US economic growth cools to 2.1% in second quarter
The rate of US economic growth cooled in the second quarter although it still slightly exceeded analysts’ expectations, propped up by solid consumer and government spending.
Gross domestic product increased 2.1 per cent on an annualised basis in the three months ended June 30, according to the advance estimate from the Bureau of Economic Analysis on Friday.
Although that was the slowest pace of growth since the March quarter of 2017 and a marked slowdown from the 3.1 per cent pace in the first three months of this year, it topped the median of economists’ forecasts for growth of 1.8 per cent.
The report reflected positive contributions to GDP growth from personal consumption expenditures, federal government spending and state and local government spending, although these were partly offset by negative contributions from private inventory investment, exports, nonresidential fixed investment and residential fixed investment, the BEA said. Imports, which detract from GDP growth, increased.
Earlier this month the post-crisis expansion this month became the longest uninterrupted stretch of growth in modern US history.
Investors have received some data in recent weeks that provided encouragement regarding the domestic economic outlook. These included rebounds in the labour market, retail sales and durable goods order in June.
However, the market is still betting heavily that the US central bank will ease monetary policy at the conclusion of its rate-setting meeting next week. Investors are pricing in a 76.5 per cent chance of a 25-basis point cut from the Fed, according to CME Group.
Market reaction to the data was muted. Yields on 10-year US Treasury notes rose 2 basis points, indicating a fall in price, before paring some of their losses. The 2-year yield — which is more sensitive to monetary policy — rose 3 basis points before falling as well.
The dollar rose 0.15 per cent against its peers.

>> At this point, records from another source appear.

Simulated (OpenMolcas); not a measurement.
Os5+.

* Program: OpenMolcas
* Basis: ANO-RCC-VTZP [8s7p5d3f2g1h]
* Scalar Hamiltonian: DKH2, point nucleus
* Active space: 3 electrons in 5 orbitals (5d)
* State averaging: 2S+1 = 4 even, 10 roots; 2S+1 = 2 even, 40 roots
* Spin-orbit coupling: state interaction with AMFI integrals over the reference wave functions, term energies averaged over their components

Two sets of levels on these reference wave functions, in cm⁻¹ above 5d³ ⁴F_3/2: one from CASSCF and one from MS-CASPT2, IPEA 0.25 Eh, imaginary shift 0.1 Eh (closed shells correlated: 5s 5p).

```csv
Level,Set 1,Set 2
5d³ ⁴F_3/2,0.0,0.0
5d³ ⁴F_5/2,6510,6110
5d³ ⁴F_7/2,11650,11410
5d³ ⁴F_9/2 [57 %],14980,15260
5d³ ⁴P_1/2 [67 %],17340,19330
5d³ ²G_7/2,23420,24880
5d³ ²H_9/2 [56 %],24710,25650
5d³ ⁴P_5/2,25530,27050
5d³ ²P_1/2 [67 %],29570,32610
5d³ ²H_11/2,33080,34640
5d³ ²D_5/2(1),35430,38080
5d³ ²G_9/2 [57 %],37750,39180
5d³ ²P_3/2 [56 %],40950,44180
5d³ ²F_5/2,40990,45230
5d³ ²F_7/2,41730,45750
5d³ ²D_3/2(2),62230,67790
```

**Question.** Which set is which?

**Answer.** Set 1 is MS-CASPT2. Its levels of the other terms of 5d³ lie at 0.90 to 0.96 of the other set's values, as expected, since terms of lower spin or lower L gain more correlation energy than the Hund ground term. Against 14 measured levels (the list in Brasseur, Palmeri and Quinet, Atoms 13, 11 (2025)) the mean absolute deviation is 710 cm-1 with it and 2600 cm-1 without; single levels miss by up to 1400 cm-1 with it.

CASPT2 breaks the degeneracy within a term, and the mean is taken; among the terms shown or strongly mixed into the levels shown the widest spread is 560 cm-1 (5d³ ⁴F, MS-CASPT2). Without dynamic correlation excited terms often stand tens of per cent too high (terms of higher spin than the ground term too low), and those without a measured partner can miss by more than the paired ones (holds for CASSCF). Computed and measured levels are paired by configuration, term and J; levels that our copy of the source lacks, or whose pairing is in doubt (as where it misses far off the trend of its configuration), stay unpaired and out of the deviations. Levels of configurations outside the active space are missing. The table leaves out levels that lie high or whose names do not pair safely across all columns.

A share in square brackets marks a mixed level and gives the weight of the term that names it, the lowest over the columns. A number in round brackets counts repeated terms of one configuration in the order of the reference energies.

Investors are pricing in an 86 per cent chance of a 25-basis point cut to the Fed’s benchmark interest rate next week, with the odds of a more aggressive 50-basis point cut falling to just 16 per cent.
Recent dovish comments from New York Fed president John Williams and other senior Fed officials fuelled expectations for such a move, but an unusual walk-back from the New York Fed tempered expectations of a larger rate cut.